So. How about that new XBox?
I was set to comment nearly an hour after the conference about how the next gen slate ranks so far, but after that show, I honestly couldn’t tell you what I actually felt. To an extent, this was expected. Yesterday was meant to unveil the system, show off some features, with the actual games coming at E3. We got that, sure, with a lot of unexpected kicks to the teeth after. And thus did the hyperbole machine activate and operate at maximum capacity.
Rather than knee jerk it, I let it roll around the rest of day. And the morning after, nope, I still have no idea how I feel.
If Microsoft’s aim was meant to allow me to count my electronic life’s blessings and hold them dear, mission accomplished. I’m a 31-year-old gamer with healthy disposable income, a reliable unlimited internet connection, and access/interest in cable. How fucking awesome is the XBox One going to be for me? Everything that box does is relevant to my interests.
And still, I have no idea how I feel.
There are others who know very damn well how they feel. Pissed off, betrayed, disgusted, ready to give Sony their hard-earned money. And sorry, I can’t even muster that much. We don’t even know what Sony’s machine looks like, aside from maybe having the Facebook logo plastered across it metaphorically if not physically.
I can muster a great deal of sympathy, for sure. There’s a good cross-section of gamers who have been completely aced out of the new gen. People who buy used? People who buy a game, then trade it among their friends? People who game offline exclusively? You guys are jackrabbit screwed. Microsoft obviously no longer wants your money, but let’s face it, from a business standpoint, they never really had it to begin with, which is the whole idea behind this online-activation thing to begin with. You think gaming’s an expensive hobby for you, for a company to lose money every time it sells you a system, for a development studio to nearly go bankrupt every single time it makes a new game, seeing the money that could go into rewarding their efforts go into Gamestop’s pockets, or nowhere at all outside the initial purchase had to be aggravating. So, yeah, I’ve even got sympathy for the devil in this situation.

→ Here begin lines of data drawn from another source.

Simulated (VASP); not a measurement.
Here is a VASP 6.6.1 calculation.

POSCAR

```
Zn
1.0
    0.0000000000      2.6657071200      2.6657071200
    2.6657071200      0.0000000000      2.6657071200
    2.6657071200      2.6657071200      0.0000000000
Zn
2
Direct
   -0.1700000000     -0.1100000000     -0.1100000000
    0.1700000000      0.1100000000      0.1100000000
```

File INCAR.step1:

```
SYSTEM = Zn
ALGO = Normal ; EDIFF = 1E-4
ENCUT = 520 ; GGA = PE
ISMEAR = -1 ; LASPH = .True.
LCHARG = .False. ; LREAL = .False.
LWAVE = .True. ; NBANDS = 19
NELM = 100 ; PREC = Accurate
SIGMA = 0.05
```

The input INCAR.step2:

And yeah, I’m less than thrilled about backward compatibility being gone, but, ask a programmer: Emulation requires several times the horsepower of the original hardware to do, and it’s a bitch to program. I love Microsoft for doing as well as they did, working on getting specific original XBox titles to work on the 360 well into the new console’s lifecycle, and Sony’s efforts resulted in slick HD re-releases, but that was resources that could’ve been spent fixing the new instead of enabling the old. It’ll be annoying, but a harsh reality.
But even this, I still don’t have an emotion for anything I’ve seen in the last 3 months.
The reason I feel nothing is that, for all of the talk yesterday about how the new XBox is now essentially the snazziest Roku ever made, both Microsoft and Sony seem hopelessly oblivious to the fact that there is only one reason to get either system instead of a Roku: The games. Both seem to be caught on this idea that separating from the herd means that a gamer’s gaming system needs to be more than that to work. This is more proof that neither company learned the correct lesson from the Wii’s successes, or their own. Ironically, neither has Nintendo, but I’ve written that diatribe before. The Wii was a money printing machine for years because they managed to make people who don’t play games WANT to play games. Their problem was that the creativity stopped once they found their old people/”I love Super Mario Bros, I’m such a nerd”/7-year-old-with-obliging-parents niche. Netflix, News, Weather, and the other crap was a bonus. When you turned on the Wii, 90% of the time, you came to game. Core gamers stuck with MS and Sony because they had better ones to play, and more exciting ways to enjoy them, zero of which were tied to my ability to watch the goddamned Price Is Right in the same place.
So, Microsoft? Sony? Nintendo doesn’t really have games right now, and you’re stripping away our ability to play the shit we’ve already purchased from you. For a good cross-section of folks, you’re stripping away their ability to play altogether. If my hobby is going to be an exclusionist hobby, then this obnoxious black-panel country club you’re trying to build in what used to be a reasonably affordable neighborhood better be worth it. No one should be apathetic walking into an exclusive club. If they are and still pay to get in, they’re assholes. The ones that aren’t need more reasons than what you’ve given us.
I’m far more inclined to keep my 360, my Wii, and my PS3 right where they are if I want to play all the games I’ve accumulated over the years, a good portion of which I still haven’t beaten. I can watch Netflix, Amazon, Hulu and Blu-Rays on my PS3. I have a Roku in my bedroom that streams live TV. I can post to Facebook from my phone. Fuck sports.
What I still don’t have is next gen gaming. Not graphics engines, or motion control, or spec porn, or mocap dogs. GAMING. When do we get to see that?
Is three weeks enough time for you guys to figure that out?